Scott Snyder and Tony Daniel's Nocterra to Be Adapted as Netflix Series

Scott Snyder and Tony Daniel's popular Image Comics series Nocterra is being adapted as a television series for Netflix. On Monday, it was announced that Netflix is teaming with writer Robert Patino to develop the adaptation as part of a new, multiple-year overall deal Patino has with the streamer, according to The Hollywood Reporter. Patino currently serves as showrunner for HBO Max's upcoming adaptation of DMZ. He will create and develop projects for Netflix via his Analog Inc. production banner.
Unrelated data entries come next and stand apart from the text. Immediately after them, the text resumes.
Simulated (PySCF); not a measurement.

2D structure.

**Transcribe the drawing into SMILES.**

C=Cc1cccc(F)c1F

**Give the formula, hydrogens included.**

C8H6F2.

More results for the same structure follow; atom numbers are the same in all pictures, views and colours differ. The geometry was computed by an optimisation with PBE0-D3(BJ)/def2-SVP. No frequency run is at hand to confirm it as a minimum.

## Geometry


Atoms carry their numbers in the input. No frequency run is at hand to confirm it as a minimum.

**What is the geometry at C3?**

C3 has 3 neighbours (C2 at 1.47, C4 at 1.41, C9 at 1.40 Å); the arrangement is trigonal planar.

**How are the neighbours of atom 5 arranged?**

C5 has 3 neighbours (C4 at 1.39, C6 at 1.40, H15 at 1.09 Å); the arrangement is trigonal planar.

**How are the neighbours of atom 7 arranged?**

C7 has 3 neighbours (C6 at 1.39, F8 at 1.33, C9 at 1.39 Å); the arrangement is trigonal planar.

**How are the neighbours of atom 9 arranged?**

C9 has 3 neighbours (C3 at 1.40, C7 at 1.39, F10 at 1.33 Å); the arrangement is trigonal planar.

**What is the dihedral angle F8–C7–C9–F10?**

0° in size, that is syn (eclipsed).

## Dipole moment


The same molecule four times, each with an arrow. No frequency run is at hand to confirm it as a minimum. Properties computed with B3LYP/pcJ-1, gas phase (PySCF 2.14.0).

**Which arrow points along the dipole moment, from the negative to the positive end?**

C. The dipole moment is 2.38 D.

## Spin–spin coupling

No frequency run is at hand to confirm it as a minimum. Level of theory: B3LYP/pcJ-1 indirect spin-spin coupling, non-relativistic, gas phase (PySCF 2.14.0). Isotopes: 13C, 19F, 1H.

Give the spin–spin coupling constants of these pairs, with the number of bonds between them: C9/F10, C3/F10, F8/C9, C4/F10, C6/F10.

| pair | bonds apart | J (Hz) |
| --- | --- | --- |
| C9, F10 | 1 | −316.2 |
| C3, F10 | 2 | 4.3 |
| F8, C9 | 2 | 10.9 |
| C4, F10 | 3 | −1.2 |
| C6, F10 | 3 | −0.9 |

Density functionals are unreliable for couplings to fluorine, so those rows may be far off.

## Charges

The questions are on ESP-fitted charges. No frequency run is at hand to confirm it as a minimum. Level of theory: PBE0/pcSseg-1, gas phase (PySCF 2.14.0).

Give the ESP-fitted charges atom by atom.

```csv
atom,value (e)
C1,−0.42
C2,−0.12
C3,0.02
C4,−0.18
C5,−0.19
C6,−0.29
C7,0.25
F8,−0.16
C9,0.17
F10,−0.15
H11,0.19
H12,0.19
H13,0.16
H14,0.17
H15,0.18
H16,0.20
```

Set in a world plunged into everlasting darkness, Nocterra follows Val Riggs, a ferryman who relays people and goods through that everlasting darkness, a darkness that turns the living into monstrous creatures called shades. The script for Nocterra will be written by Patino who will also serve as showrunner. Patino will also executive produce alongside James Wan, Micheal Clear, and Rob Hackett.

"The ease, honesty and profound creative support I've found in Bela [Bajaria], Peter [Friedlander], Matt [Thunell], Alex [Sapot], Andrew [McQuinn] and Kenyatta [Smith] has been nothing short of ideal," Patino said in a statement. "Netflix is an extraordinary champion of intentional and inclusive storytelling, and I'm so eager to use this opportunity to tell bold stories that properly represent the Latinx community in entertaining, exhilarating, and powerful ways. I couldn't be happier to call Netflix my new home, and I can't wait to hit the ground running with Nocterra and my boundary-pushing friends and partners at Atomic Monster."

Snyder, who has previously worked on a number of high-profile projects at DC including Batman and Justice League, previously spoke with about Nocterra and how it's different from his other, creator-owned works.

"Nocterra is kind of like, I want to come out right in your face with something that isn't a quieter thing, but is loud," Snyder told ComicBook. "When I'm at DC, I have a place to scratch the itch of big chainsaw, superhero storytelling. Right? And then my indie stuff like After Death, or even American Vampire to some extent, although American Vampire I thought it was going to be the place to explore. But now that I'm thinking with this year away from DC, I want to be able to do that kind of big muscular stuff in my indie work, and also have my indie work be a place where I can go farther out on a limb and try things that I'd never tried before to create texture for myself creatively, too."